Talk in Washington of economic stimulus helped boost retail stocks this week, but those stocks could turn south if consumers do not spend the money they get.
President George W. Bush on Friday called for a package of tax cuts and other measures totaling 1 percent of gross domestic product -- roughly $140 billion -- to help shore up a U.S. economy battered by a deteriorating housing market, a credit crisis and surging oil prices.
We've already seen a positive impact from the speculation that we might get some stimulus package passed, said Janna Sampson, co-chief investment officer at OakBrook Investments, which manages about $1.125 billion in assets, including Home Depot Inc and Wal-Mart Stores Inc.

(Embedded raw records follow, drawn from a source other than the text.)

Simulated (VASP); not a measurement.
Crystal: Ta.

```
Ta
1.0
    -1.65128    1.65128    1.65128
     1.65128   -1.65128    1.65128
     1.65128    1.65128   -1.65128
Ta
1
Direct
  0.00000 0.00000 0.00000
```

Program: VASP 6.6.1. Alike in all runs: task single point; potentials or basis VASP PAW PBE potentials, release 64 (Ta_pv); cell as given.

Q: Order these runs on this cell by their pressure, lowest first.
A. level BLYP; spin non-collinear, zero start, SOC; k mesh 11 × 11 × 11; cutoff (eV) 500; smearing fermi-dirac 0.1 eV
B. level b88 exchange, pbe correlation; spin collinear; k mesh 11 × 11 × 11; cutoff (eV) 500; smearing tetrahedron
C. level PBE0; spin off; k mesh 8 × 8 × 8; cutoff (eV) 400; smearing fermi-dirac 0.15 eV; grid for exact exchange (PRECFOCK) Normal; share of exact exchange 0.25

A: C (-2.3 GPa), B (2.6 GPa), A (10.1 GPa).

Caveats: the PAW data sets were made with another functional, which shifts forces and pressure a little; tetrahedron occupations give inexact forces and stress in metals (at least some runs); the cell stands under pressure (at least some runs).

The measures being considered by lawmakers include tax rebates, incentives for businesses and extending unemployment benefits, but specific details have not been hashed out yet.
Expectations a stimulus was on the way helped send the Standard & Poor's Retail index .RLX up almost 2 percent this week, outperforming the broader Standard & Poor's 500 .SPX, which is down almost 6 percent.
The retailers that have been the most beaten up during the past year as consumer confidence faded are up even more. Home Depot, for example, is up more than 6 percent, as is department store operator Macy's Inc.
But those gains could be reversed if the Congress and the White House cannot agree on the kind of stimulus to enact in an election year.
And investors on the sidelines likely missed the initial bump in shares this week.
You have missed the speculation pop, most definitely. Sampson said. Now, if it doesn't get enacted, there's risk.
The measure that could have the most immediate impact is a tax rebate because a rebate immediately puts cash in the hands of consumers, analysts said.
Rebates could help boost retail sales, especially at lower- priced outlets such as Wal-Mart and dollar stores, whose customers are more likely to be living paycheck-to-paycheck and who need the extra cash.
If it is targeted to lower income and middle income households, it is spent, said Asha Bangalore, an economist at Northern Trust.
In fact, in 2001 some retailers, including Wal-Mart, let customers cash rebate checks in stores in the hope they would spend the money there and then.
But the percentage of a rebate consumers actually do spend is a question. The Congressional Budget Office -- the nonpartisan budget analysis agency for Congress -- this month cited a report showing that households spent between 20 percent and 40 percent of the tax rebates of 2001 in the quarter they were received, and about two-thirds cumulatively by the end of the next quarter.
But Carl Steidtmann, chief economist at consulting firm Deloitte, has argued the current trouble in the economy has little to do with consumer incomes and more to do with falling home values and consumer bank debt.
It's a balance sheet problem, it's not an income statement problem, he said. Ultimately, you've got to have the prices of housing come down to basically stimulate the market again.
Federal Reserve rate cuts could help spur home sales if they translate into lower mortgage rates for buyers, he added.
But the effect of rate cuts takes time to filter into the economy -- six months or longer, economists said.
The way (Fed) monetary policy works, the decision is made quick, but the impact on the economy has a longer lag, Bangalore said.
In the meantime, a rebate could help bridge the gap until lower rates stimulate the economy.
I think the idea behind this would be to provide a short, quick, pop to kind of tide us over, Sampson said.
Once you know the actual (details of the stimulus package) and it passes, then you may see some outperformance by those stocks that would stand to benefit the most, she added, citing retailers such as Home Depot and Macy's that were hit the hardest when retail spending slowed.
If that is the case, retailer shares -- and not just those of low-priced retailers -- could continue to rise.